For a metric space $X$, consider a fixed point $z$. Let $\delta_z(x) = d(z,x)$ denote the distance from a point $x$ to $z$. Then $\delta_z$ (or, more simply $\delta$) is a function from $X$ to $\mathbb R$ measuring the distance of every point in $X$ from $z$.
This function satisfies
- $\delta(x)-\delta(y)\leq d(x,y)\leq \delta(x)+\delta(y)$,
- $\inf_{x\in X}\delta(x)=0$, and
- $\delta(z)=0.$
Now if we consider a function $u$ satisfying these properties except the third one i.e.
- $u(a)-u(b)\leq d(a,b)\leq u(a)+u(b)$,
- $\inf u(X)=0$, but
- $0\notin u(X)$.
Then we can think of a virtual point $z$ which is not actually in $X$. If it existed, then by setting $u(z) = 0$, the function $u$ would measure distance from $z$ to each point in $X$. Actually it is related to completeness.

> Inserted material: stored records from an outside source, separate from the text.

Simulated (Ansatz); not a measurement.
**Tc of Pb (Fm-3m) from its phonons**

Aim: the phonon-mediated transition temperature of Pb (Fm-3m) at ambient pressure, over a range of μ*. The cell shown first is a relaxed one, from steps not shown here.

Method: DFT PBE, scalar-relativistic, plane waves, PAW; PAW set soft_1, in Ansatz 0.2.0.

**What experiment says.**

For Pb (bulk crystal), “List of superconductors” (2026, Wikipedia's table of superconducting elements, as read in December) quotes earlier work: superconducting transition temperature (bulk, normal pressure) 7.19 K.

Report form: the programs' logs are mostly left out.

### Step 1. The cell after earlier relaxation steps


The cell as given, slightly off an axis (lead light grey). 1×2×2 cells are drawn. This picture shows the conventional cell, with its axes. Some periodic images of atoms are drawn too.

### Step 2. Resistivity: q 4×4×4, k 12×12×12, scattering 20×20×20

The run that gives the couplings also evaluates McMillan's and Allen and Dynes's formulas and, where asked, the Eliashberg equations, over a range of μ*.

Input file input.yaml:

We say a metric space has a virtual point if such a function $u:X\to \mathbb R$ exists. To make it clear let us assume that such a function exists. Then we can construct a sequence $(x_n)$ in $X$ such that $0<u(x_n)<1/n$ for each $n$, i.e. $u(x_n)\to 0$ but $u(x_n)$ is never equal to $0$. Then this sequence $(x_n)$ shall be Cauchy from the first property of $u$. But it will not be convergent because then $u(x)=0$ for $x=\lim x_n$. Moreover, we can say, a metric space is complete if and only it has no virtual points.Is there any related link available online on the topic virtual points and completeness because I have yet not found one.Secondly,are there any other interesting aspect that I have missed here.